35. It is true that Judge Langan QC’s order was made by consent. It is also true that it contains a recital to the effect that it is made in full and final settlement of all claims. However Mr Taylor’s application is not an application to set aside the order. It is an application for the court to exercise the statutory power in section 6 of the 1975 Act to vary the order for periodical payments. There is nothing in the order which purports to exclude that power. Indeed it is by no means clear that the Court’s power under section 6 can be excluded. To be fair Mr Selwyn Sharpe did not submit that it could be excluded.
36. This was another case involving financial relief following a divorce. A wife claimed a lump sum notwithstanding a provision in an earlier deed of separation that she would not seek any further capital or property provision from the husband. The trial judge made a substantial lump sum award against the husband. The Court of Appeal allowed the appeal. The case was considered in detail by Munby J in summarising the law in paragraph 3 of his judgment in X v X and I need say no more about this decision. It does not assist Mr Selwyn Sharpe.
37. This was a complicated procedural wrangle in a personal injury action. The issue in the case related to the nature of the mistake necessary to render a compromise agreement in personal injury litigation void.
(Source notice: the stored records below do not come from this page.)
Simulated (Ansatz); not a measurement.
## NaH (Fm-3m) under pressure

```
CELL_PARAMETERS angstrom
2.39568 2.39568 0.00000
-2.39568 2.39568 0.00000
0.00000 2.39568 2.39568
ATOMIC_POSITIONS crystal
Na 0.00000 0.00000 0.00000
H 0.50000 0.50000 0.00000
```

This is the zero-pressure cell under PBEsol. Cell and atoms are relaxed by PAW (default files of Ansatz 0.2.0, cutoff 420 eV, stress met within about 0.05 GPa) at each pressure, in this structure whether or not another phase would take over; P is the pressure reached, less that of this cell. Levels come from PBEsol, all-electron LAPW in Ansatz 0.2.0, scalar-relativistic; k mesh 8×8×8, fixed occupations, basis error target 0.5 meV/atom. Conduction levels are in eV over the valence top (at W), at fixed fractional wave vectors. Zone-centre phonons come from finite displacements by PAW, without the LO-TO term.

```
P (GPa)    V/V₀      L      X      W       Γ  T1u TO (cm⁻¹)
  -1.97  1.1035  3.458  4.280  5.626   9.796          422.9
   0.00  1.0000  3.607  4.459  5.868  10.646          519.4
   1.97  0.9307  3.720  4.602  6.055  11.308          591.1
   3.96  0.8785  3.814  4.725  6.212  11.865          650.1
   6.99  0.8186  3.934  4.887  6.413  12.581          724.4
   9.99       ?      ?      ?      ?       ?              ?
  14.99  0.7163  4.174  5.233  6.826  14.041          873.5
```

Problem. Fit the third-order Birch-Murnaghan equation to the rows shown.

38. Mr Taylor does not suggest that there was any mistake when Judge Langan QC’s order was made. Thus this case is of no assistance.
39. I accordingly reject the suggestion that Mr Taylor has any specific hurdles to overcome before I can exercise the discretion under section 6. I proceed on the basis that I have an unfettered discretion and that I must have regard to all the circumstances of the case including any change in any of the matters that the Court was required to take into account when the consent order was made.
40. To my mind the most important circumstances are:
1. That the expressed purpose of the order was to provide maintenance for Mr Taylor until the end of his post graduate studies
2. That a maximum total sum of £210,000 out of an estate of £2 million was set aside for that purpose
3. That the payments were scheduled over a 7 year period from 1st January 2007. The timetable assumed that by the end of August 2014 Mr Taylor would have completed his post graduate education.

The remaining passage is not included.